By Tim Baynes, Director of the Scottish Moorland Group
The shooting community was pleased to see the press release from RSPB, Scottish Raptor Study Groups and the Scottish Wildlife Trust calling for a progressive partnership. The press release marks a welcome change from some of the recent comment and allegations and backs up our community’s approach, embodied in the set of proposals put to the ECCLR Committee on 19th May and noted in the Committee’s decision on 23rd May to write to the Cabinet Secretary.
All six organisations have working relationships with RSPB, SRSG and SWT in certain areas and we are all conservationists – we just take different management approaches. Many raptor study volunteers help estates and vice versa. We work with RSPB on many projects, for instance the South Scotland Golden Eagle Project, and we have a long standing relationship with SWT. There is much more to unite than to divide, but we do need to resolve the issue of bird of prey persecution and put it into context.
The issue is not one of raptor “body counts” which all acknowledge is now at a historically low level. It is about what might be happening unseen, with areas of relatively low populations of certain raptor species raising suspicion. We are very keen to work with SNH, and any other organisation with constructive intentions, to find out more about these areas and have welcomed the Government’s satellite-tagging review to get clarity on all the conflicting facts and comment.
We have been disappointed at the muddled thinking behind the petition for a licensing system. Initially it was for all types of game shooting, but soon became clear that it was really another attack on driven grouse moors. The idea of licensing specific types of shoot management or parts of land holdings in multiple use has not been thought through either in terms of practicality, collateral impact, unintended consequences or even whether it would hit the target specifically identified by the Cabinet Secretary in her letter to the ECCLR Convenor of 7th March. The set of proposals put forward by our sector were to home in on the difficulty of evidence and enforcement which has been elusive. The solution to that is prevention, working with police, SNH and any other expert body such as RSPB and SRSG. A storm of media coverage is trying to put pressure on Government to implement yet more regulation but that is the wrong solution. To be clear we wholeheartedly believe that a combined strategy of punishment and prevention is the most effective way forward. This would be in keeping with the view of Police Scotland in relation to all forms of crime.

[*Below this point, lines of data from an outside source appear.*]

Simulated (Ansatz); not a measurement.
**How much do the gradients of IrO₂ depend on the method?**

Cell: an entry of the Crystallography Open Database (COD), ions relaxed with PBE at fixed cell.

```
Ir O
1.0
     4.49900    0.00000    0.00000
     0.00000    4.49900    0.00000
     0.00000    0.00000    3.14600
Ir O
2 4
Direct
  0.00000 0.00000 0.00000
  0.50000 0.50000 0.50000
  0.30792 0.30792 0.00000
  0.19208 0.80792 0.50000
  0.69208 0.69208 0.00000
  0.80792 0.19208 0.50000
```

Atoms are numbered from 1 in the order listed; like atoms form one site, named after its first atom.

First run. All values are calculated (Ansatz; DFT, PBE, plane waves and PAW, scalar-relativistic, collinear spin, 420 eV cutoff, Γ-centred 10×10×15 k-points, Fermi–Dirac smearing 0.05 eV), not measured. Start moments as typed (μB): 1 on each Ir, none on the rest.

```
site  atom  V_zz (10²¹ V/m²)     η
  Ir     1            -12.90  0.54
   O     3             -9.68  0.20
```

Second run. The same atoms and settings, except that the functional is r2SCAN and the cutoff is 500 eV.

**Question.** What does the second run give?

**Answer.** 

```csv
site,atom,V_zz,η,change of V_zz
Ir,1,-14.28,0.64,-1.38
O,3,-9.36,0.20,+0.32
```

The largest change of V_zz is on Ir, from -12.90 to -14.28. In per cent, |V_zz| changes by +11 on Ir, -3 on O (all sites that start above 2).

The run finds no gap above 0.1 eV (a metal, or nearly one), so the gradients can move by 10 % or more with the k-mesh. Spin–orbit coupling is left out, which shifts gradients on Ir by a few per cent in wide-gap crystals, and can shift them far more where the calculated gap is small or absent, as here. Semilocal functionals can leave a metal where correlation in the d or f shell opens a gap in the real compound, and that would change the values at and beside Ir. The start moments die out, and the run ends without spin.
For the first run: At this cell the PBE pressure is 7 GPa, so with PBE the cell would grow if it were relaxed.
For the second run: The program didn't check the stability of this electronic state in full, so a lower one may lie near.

If there is to be a genuine partnership, there does need to be an understanding that driven grouse shooting is an important land use in specific parts of Scotland, with benefits for many species such as waders (the subject of a major new national conservation project) black grouse and white hares – all protected species. It is also important for rural investment, jobs and tourism which are of lesser concern to organisations with a focus on birds, but vitally important in the wider world. Those public benefits only come with proactive management. Walked up grouse shooting is not a solution; it may look nice superficially and is certainly an important part of our community, but it cannot generate the income necessary to pay for long-term, sustainable moorland conservation; it is often a stage in the progression towards loss of birdlife, as can be seen only too clearly on the abandoned moors in south west Scotland or Wales. We want the opportunity to explain these facts in a calm atmosphere so welcome the idea of a constructive partnership which could build for instance on the solid work of Scotland’s Moorland Forum. We also have the model of the SNH led raptor survey protocol signed in 2016 by RSPB and SRSG, which although adherence was not 100% is still a workable model, setting out what is expected of all parties, and the ability to learn lessons from it.
There needs to be a pause for reflection in the current social media frenzy. Raptor incidents are at a historically low level. There have been difficult issues with historic cases not coming to court and a more recent problem with adherence to GL restriction order and there will be incidents which the law will deal with as appropriate, but the underlying situation has never been better and we cannot risk letting extremists force their agenda on upland management policy, which is so important for Scotland.
We look forward to arranging a scoping meeting to discuss how such a partnership can be structured.